Grinder's Switch is a location just outside Centerville, Tennessee, which consists of little more than the railroad switch for which it is named.

Grinder's Switch was also the fictional hometown of the comic character Minnie Pearl, created and portrayed at the Grand Ole Opry by comedian Sarah Ophelia Colley Cannon, who grew up in the nearby Colleyville neighborhood of Centerville.

Sarah Ophelia Colley Cannon's father was a lumberman who shipped logs from the Grinders depot on the Centerville branch of the Nashville, Chattanooga and St. Louis Railway. There was a team track at the depot, necessitating the installation of a switch. Long after the depot disappeared, the team track and its switch remained, thus the name "Grinder's Switch." Grinders was still listed in the railroad tariff book called "Official List of Open & Prepay Stations No. 82" dated November 15, 1967.

Sarah Colley sometimes accompanied her father to the Grinders depot, where the local characters would hang out. This was part of her inspiration for her "Cousin Minnie Pearl" routine.

Minnie Pearl closes her autobiography:

People always ask me, "Where is Grinder's Switch?"
As I grow older, the place is no longer a little, abandoned landing switch on a railroad in Hickman County. Grinder's Switch is a state of mind -- a place where there is no illness, no war, no unhappiness, no political unrest, no tears. It's a place where there's only happiness --where all you worry about is what you are going to wear to the church social, and if your feller is going to kiss you in the moonlight on the way home.

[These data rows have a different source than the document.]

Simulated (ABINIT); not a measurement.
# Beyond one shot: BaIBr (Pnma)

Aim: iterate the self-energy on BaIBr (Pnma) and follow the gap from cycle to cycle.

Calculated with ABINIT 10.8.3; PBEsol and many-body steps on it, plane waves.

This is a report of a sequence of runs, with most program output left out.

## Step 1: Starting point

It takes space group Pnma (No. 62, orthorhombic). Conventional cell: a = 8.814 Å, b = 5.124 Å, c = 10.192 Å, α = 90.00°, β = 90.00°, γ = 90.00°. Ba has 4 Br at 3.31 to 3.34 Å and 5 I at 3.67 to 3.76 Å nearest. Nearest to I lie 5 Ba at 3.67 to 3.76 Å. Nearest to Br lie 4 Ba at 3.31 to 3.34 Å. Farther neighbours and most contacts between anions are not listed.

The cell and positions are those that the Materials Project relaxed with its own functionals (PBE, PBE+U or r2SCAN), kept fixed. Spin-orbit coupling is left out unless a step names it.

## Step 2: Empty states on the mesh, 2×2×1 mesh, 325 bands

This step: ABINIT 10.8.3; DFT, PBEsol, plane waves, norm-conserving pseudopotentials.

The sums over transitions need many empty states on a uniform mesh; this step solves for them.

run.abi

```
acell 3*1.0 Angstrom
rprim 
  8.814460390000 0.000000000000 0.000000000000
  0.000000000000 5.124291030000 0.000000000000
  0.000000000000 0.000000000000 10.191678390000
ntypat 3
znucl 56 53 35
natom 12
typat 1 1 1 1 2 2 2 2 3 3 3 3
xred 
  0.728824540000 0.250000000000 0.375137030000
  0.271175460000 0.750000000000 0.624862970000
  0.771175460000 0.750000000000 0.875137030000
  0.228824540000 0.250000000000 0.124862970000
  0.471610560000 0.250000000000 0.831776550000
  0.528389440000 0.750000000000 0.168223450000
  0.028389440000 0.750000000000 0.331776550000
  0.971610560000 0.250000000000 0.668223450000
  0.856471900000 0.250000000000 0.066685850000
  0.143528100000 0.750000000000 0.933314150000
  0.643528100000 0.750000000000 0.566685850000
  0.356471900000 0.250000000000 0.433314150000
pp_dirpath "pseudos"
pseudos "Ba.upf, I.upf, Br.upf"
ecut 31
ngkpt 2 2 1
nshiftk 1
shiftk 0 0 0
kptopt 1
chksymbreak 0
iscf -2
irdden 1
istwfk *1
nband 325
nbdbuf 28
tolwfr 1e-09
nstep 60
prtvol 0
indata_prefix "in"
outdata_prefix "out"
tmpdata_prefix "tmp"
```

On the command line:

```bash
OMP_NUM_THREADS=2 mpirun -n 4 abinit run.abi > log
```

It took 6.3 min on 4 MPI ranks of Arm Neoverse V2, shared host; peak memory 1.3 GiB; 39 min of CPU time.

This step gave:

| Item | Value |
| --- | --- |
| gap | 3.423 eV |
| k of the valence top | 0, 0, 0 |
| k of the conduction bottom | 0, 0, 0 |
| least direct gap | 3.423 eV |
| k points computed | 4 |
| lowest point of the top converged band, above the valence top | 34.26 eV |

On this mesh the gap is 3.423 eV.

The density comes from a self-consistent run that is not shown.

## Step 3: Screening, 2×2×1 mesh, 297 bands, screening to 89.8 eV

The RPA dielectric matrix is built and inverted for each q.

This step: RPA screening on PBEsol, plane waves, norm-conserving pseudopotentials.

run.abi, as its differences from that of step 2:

So much unwarranted traffic to Grinder's Switch, looking for the hometown Pearl described, was generated by tourists following the road sign, that the Hickman County Highway Department was finally motivated to change the designation on the sign to "Hickman Springs Road."

A "Grinder's Switch" theme park was proposed for the area, with promoters going so far as to move the former railroad depot of Slayden, Tennessee to the area to serve as one of its buildings, but little more seems to have been done in regard to developing the park to this point. The park failed and all investors lost their money. The railroad depot remains, though. Hickman County bought the land and now operates the Hickman County Agriculture Pavilion there. The Hickman County Fair is located at the Ag Pavilion.